The title of John Mellencamp's fifteenth album is his name, which is a way of signifying that it's both a self-portrait and a career plateau-cum-new beginning. Mellencamp strikes a balanced middle ground between his origins as a straightforward Midwestern rocker and his later compulsion (à la Neil Young) to chase less-commercial tangents. His first album for Columbia after a long stint at Mercury, John Mellencamp is a sharp, coherent summary of musical strengths and lyrical themes. As David Bowie did with Major Tom on the "Space Oddity" sequel, "Ashes to Ashes," Mellencamp updates the lives of his best-known characters, Jack and Diane, in "Eden Is Burning." While the song's guitar-fueled hooks and spacious arrangement may sound familiar, its moody, minor-keyed complexion reveals sepulchral doubts — "How could I have been so wrong about you?" — while the very world outside goes up in flames. Streaked with darkhued slashes from Miriam Sturm's violin, "Fruit Trader" reprises the biblical parable of Cain and Abel (last referenced on "Brothers," from Dance Naked) to voice a bleak plaint about the conflict-ridden modern world: "We're just yellin' in the dark/We're just pissin' in the wind."

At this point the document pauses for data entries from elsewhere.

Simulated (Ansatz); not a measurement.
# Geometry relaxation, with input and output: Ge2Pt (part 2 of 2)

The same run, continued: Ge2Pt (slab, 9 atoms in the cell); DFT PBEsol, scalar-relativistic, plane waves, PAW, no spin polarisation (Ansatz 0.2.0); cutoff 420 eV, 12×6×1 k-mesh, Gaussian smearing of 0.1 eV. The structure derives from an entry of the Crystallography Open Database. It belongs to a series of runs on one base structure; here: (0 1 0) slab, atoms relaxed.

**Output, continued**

If any one theme dominates, it's the need for moral authority to save us from ourselves. This issue is addressed forthrightly on "Your Life Is Now," a heartfelt plea set to one of Mellencamp's most unabashedly lovely melodies. Even with a hip-hop sample and eclectic touches flecked into the mix here and there, the album's overall tone is remarkably consistent. Only toward the end of the disc does the thread break, as Mellencamp indulges a few ersatz side trips — a jivey slab of hip-hop funk ("Break Me Off Some") and a mildly diverting, Donovan-esque, Sixties-retro novelty ("Summer of Love") — that might best have been saved as B-side curiosities. Otherwise, John Mellencamp is a rock-solid piece of work from a feisty heartland artiste who is not merely coasting on the past.